China to Step Up Trade War
Beijing warned Friday it was prepared to impose new tariffs on $60 billion worth of US goods if Washington ups the ante in the escalating US-China trade war.
The commerce ministry issued a statement saying the new duties would be applied if Washington pulled the trigger on President Donald Trump’s threat to raise tariffs on $200 billion worth of Chinese goods.
The statement said China reserves the right to apply “other countermeasures”.
“China always believes that consultation on the basis of mutual respect, equality and mutual benefit is an effective way to resolve trade differences,” the ministry said.
“Any unilateral threat or blackmail will only lead to intensification of conflicts and damage to the interests of all parties.”
The threat came a day after Chinese officials appealed for dialogue based on “mutual respect”, with Foreign Minister Wang Yi urging the United States to remain “cool-headed”.
US officials said Wednesday that Trump had asked the US Trade Representative to consider increasing the proposed tariffs on $200 billion worth of Chinese goods to 25 percent from the planned 10 percent.
Washington and Beijing are locked in battle over American accusations that China’s export economy benefits from unfair policies and subsidies, as well as theft of American technological know-how.
Trump has threatened to slap tariffs on virtually all of China’s exports to the United States in the tit-for-tat trade conflict.
The announcement comes after US President Donald Trump threatened to raise the proposed tariffs on $200 billion of Chinese exports from 10 percent to 25 percent. The step is reportedly being considered by the White House in order to narrow the trade deficit between the US and China.
In July, Washington fired the first salvo in the escalating trade war with Beijing by introducing 25 percent tariffs on Chinese imports worth $34 billion. China immediately retaliated by imposing levies on the same amount of US goods. The next round of tariffs on mutual imports worth $16 billion could come into force on Friday.

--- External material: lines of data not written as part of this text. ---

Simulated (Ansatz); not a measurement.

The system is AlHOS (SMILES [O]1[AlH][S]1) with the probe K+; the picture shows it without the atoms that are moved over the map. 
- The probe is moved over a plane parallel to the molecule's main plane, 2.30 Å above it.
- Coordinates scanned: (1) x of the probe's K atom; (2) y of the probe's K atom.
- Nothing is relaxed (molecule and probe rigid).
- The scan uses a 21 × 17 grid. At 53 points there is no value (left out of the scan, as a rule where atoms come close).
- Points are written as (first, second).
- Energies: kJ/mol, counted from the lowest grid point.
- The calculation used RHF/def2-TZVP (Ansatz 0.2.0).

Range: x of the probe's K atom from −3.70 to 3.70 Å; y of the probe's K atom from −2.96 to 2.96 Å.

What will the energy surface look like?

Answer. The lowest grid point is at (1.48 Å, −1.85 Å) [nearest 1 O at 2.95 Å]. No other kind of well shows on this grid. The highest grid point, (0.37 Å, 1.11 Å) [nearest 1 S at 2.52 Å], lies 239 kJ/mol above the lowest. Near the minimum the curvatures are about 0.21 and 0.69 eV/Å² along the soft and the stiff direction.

The trade dispute between Beijing and Washington comes amid the growing discontent frequently expressed by President Trump over the US trade deficit with China, which reached $320 billion last year. Trump also accused China of unfair trade practices, intellectual property theft, currency manipulation and providing state aid to Chinese firms.
Commenting on US threats, Chinese Foreign Ministry spokesman Geng Shuang told journalists on Friday that “the Chinese side calls on the US to return to rationality, and eradicate its mistakes to create the right conditions for resolving the problem.”